Trying to make multithreading to work on applying a function number of times

ahmed · August 23, 2023, 6:05pm

I have a function F that does some computations on its input arrays. First I’m trying to see if I can make this function as fast as possible as this function will be computed 50 times in one of possibly many iterations so making it fast is essential. With the dimension of the matrices I have(~10^4), it takes roughly 60 seconds to compute F. I’m thinking I could use multithreading for running F 50 times as these operations are independent. Here is a MWE for my problem

 #arrays used in the calculation
using LinearAlgebra, BenchmarkTools
phi0 = rand(ComplexF64, 1000, 10, 50)
P = rand(ComplexF64, 10, 10, 50)
K = rand(ComplexF64, 1000, 1000, 50)
#preallocated arrays for the operation of F
F_out = zeros(ComplexF64, 1000, 1000)
F_mul_tmp = zeros(ComplexF64, 10, 1000)
F_mul_tmp2 = zeros(ComplexF64, 1000, 1000)  
#The function F
function F(k, phi0, P, K, F_mul_tmp, F_mul_tmp2, F_out)
    fill!(F_out, 0.0 + 0.0im)
	for q in 1:50
        @views mul!(F_mul_tmp, P[:, :, q], adjoint(phi0[:, :, q])) 
		@views mul!(F_mul_tmp2, phi0[:, :, q], F_mul_tmp)
		@views F_out .+= broadcast!(*, F_mul_tmp2, K[:, :, k], F_mul_tmp2)
    end
    return F_out 
end
@btime F(2, phi0, P, K, F_mul_tmp, F_mul_tmp2, F_out) #benchmark F

#Compute F many times in parallel
function F_threading(phi0, P, K, F_mul_tmp, F_mul_tmp2, F_out)
	output = zeros(ComplexF64, 1000, 1000, 50)
	@Threads.threads for i in 1:50
		@views output[:, :, i] = F(i, phi0, P, K, F_mul_tmp, F_mul_tmp2, F_out)
	end
	return output
end

There is already a problem with my multithreading part of the code as the answer seems to change with every run. I guess this is a case for race conditions but each run of F should be independent of each other. Shouldn’t it be straightforward to do this kind of computation in parallel? Any suggestions for how to optimize F and how to make multithreading work will be appreciated.

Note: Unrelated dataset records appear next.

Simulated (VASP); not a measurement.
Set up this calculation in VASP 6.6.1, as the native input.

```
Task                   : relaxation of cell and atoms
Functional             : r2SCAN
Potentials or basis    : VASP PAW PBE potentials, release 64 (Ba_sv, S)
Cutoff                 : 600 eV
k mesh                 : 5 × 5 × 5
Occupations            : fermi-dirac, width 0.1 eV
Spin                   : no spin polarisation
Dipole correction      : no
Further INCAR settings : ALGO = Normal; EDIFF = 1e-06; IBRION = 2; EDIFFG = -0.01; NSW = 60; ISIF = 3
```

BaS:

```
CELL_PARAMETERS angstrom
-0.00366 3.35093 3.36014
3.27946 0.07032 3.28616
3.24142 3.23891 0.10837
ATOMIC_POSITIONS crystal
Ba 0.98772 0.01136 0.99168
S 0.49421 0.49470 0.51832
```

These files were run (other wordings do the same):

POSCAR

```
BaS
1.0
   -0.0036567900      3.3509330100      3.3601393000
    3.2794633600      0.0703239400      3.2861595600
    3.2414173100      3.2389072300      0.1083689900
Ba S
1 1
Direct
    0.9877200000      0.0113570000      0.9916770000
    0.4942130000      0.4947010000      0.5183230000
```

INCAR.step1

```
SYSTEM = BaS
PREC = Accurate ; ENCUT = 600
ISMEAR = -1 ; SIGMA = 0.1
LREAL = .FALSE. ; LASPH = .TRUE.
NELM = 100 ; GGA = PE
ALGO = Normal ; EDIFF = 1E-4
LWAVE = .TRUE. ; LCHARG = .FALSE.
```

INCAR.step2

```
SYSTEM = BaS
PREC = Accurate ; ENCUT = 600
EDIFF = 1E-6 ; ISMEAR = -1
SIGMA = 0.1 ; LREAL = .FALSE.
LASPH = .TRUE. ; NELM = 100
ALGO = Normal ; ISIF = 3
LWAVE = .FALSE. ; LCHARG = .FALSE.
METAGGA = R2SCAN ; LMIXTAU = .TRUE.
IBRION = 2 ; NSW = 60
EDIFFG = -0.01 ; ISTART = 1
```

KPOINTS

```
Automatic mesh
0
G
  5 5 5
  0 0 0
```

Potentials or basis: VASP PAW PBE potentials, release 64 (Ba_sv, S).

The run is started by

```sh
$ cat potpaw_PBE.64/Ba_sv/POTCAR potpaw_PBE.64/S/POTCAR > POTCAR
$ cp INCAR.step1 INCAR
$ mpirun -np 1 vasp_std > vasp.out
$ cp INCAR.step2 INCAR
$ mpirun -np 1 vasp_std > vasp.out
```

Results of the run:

DNF · August 23, 2023, 6:12pm

A major issue is that matrix multiplication (both * and mul!) is already using multithreading through BLAS, and those threads and Julia threads do not cooperate well. So you are probably already using all available cores.

You could try to set the number of BLAS threads to 1, though, and see if parallelizing on the Julia level is more efficient.

ahmed · August 23, 2023, 6:21pm

Sorry, I’m not sure I understand what you mean. I should have mentioned I’m relatively new to Julia. Are you saying I could make * and mul! not use threads so that to avoid the clash between them and the multithreading in the loop? How to set the BLAS threads to 1?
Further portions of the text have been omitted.